Sydney J. Freedberg Jr. photo

Gen. John Paxton at Sea-Air-Space this morning.

UPDATED with Hill action NATIONAL HARBOR, MD: The Marine Corps wants to stop shrinking and start growing. Legislation being considered on Capitol Hill would reverse ongoing cuts to the smallest service’s ranks. What’s more, the No. 2 officer in the entire Corps, Assistant Commandant Gen. John Paxton, made clear this afternoon that he hoped the force would ultimately grow beyond the 186,800 target set by a study under then-Commandant Gen. James Amos.

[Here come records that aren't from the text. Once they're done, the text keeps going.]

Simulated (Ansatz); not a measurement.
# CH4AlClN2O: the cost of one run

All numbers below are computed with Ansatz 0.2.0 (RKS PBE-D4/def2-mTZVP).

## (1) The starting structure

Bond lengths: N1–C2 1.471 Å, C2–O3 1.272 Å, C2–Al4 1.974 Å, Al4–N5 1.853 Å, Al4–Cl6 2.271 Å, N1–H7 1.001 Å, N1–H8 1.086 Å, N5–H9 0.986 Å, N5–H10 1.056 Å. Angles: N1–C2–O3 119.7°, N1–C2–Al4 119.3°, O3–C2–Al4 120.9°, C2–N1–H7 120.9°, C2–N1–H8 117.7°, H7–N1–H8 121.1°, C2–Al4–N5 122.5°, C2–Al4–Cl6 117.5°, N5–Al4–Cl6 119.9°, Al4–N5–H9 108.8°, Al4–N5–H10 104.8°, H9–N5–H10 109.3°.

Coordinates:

“186.8 was our optimal number four years ago,” Gen. Paxton told reporters after a speech to the annual Sea-Air-Space conference. “That was before Ukraine, before Syria, before South China Sea, before WikiLeaks. So to us 186.8 is about the floor….The number may be north of there.”

As of March 31st, there were 183,883 active-duty Marines. Under current plans, “we’re on our way to 182[,000] now. There is language in at least two of the committees about buying back 3,000 there,” Paxton said. “But we’d like to get more of the 186,8[00]. We believe that that’s the number we need and that will allow us to retain the conventional force capability — which we have to have to go into Afghanistan to do the counter-ISIL fight, to be around the world — and also simultaneously develop some of those new skills and capabilities” such as cyber warfare.

[UPDATE] The House Armed Services Committee called for a Marine Corps of 185,000 in its draft of the annual defense policy bill, as opposed to the administration’s request for 182,000. HASC also wanted an Army of 480,000, compared to a request for 460,000, and an Air Force of 321,000, versus a requested 317,000. It didn’t change the Navy.

Their Senate counterparts, the SASC, passed no comparable provision, leaving military endstrengths unchanged from the 2017 budget request. [UPDATE ENDS].

Table from House Armed Services markup of 2017 National Defense Authorization Act.

Table from House Armed Services markup of 2017 National Defense Authorization Act.

Similar legislation has been introduced for the Army, a much bigger service with, arguably, a much bigger shortfall. The smaller Marine Corps’ smaller needs are much more affordable, however, and the Marines are historically much more effective on Capitol Hill than the Army. Unlike the Army, the Marine Corps generally gets what it wants — which means Paxton’s proposed numbers may actually materialize.